The Obama administration recently announced a strategic plan to accelerate the development of offshore wind by announcing more than $50 million in new research and development funding. The Department of Energy ("DOE") will spend $25 million toward the development of innovative wind turbines and design tools; $18 million toward optimizing the wind and electric markets, and transmission and planning; and $7.5 million on developing next-generation, more cost-effective designs for wind turbine drivetrains.

In addition, the Obama administration identified four high-priority "Wind Energy Areas"-offshore Delaware, Maryland, New Jersey and Virginia-which will receive accelerated environmental reviews. If no significant impacts are identified, leases could be offered to developers by the Bureau of Ocean Energy Management Regulation and Enforcement ("BOEMRE") by the end of 2011 or early 2012. It is anticipated that later this month, additional high-priority areas will be identified off the coasts of Rhode Island and Massachusetts. A similar process will occur later this spring for the South Atlantic, particularly North Carolina. Eventually, locations in the Pacific, the Gulf of Mexico, the Great Lakes, and Hawaii will likewise be identified. Projects in these designated areas will enjoy a fast-track permitting process. Comprehensive site-specific National Environmental Policy Act ("NEPA") review will remain the responsibility of developers, but BOEMRE will work with project managers to ensure accelerated review schedules. Under the current regulatory environment, it takes anywhere from seven to ten years to receive approvals and fully permit an offshore wind project-slightly more than double the amount of time it takes to permit an offshore oil or natural gas platform-and the Obama administration wants to cut this period in half.
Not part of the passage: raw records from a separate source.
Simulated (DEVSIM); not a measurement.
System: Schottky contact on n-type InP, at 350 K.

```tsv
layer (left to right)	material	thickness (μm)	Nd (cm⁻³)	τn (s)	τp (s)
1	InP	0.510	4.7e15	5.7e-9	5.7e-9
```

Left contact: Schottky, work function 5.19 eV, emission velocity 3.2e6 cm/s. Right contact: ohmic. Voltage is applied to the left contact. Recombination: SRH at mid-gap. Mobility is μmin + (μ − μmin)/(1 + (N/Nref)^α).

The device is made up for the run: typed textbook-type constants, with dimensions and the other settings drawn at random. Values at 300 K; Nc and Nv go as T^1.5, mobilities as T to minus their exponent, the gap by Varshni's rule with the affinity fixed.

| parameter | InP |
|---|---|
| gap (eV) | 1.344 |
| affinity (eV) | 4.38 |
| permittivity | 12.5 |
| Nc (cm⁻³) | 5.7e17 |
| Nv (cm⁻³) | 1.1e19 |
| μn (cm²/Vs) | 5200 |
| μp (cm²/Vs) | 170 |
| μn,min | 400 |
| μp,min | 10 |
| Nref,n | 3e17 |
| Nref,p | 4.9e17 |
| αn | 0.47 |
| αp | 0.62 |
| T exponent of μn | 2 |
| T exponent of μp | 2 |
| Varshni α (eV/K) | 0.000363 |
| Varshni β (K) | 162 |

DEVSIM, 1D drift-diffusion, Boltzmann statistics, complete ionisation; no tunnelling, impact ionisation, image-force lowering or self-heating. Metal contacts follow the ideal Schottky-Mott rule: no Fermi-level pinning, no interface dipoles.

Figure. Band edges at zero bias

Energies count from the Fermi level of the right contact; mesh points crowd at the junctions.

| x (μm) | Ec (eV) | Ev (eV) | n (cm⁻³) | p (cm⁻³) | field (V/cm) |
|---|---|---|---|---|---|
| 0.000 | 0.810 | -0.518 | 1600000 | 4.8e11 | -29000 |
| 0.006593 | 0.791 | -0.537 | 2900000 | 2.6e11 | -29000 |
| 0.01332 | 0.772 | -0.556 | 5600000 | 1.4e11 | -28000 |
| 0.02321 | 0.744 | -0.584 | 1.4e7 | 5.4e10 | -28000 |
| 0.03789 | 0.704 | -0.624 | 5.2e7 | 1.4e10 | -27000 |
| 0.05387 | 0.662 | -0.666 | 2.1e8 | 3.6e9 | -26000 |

Under the National Offshore Wind Strategy, the DOE is pursuing the development of 10 gigawatts of offshore wind-generating capacity by 2020, and 54 gigawatts by 2030. This would produce enough energy to power 2.8 million and 15.2 million American homes, respectively.

However, federal incentives and programs alone will not be sufficient to jump-start development of offshore wind projects, as state and federal laws share control over offshore wind siting approval and permitting. State and local interests are most immediately impacted by the environmental concerns, and potentially higher electric rates, of offshore wind projects.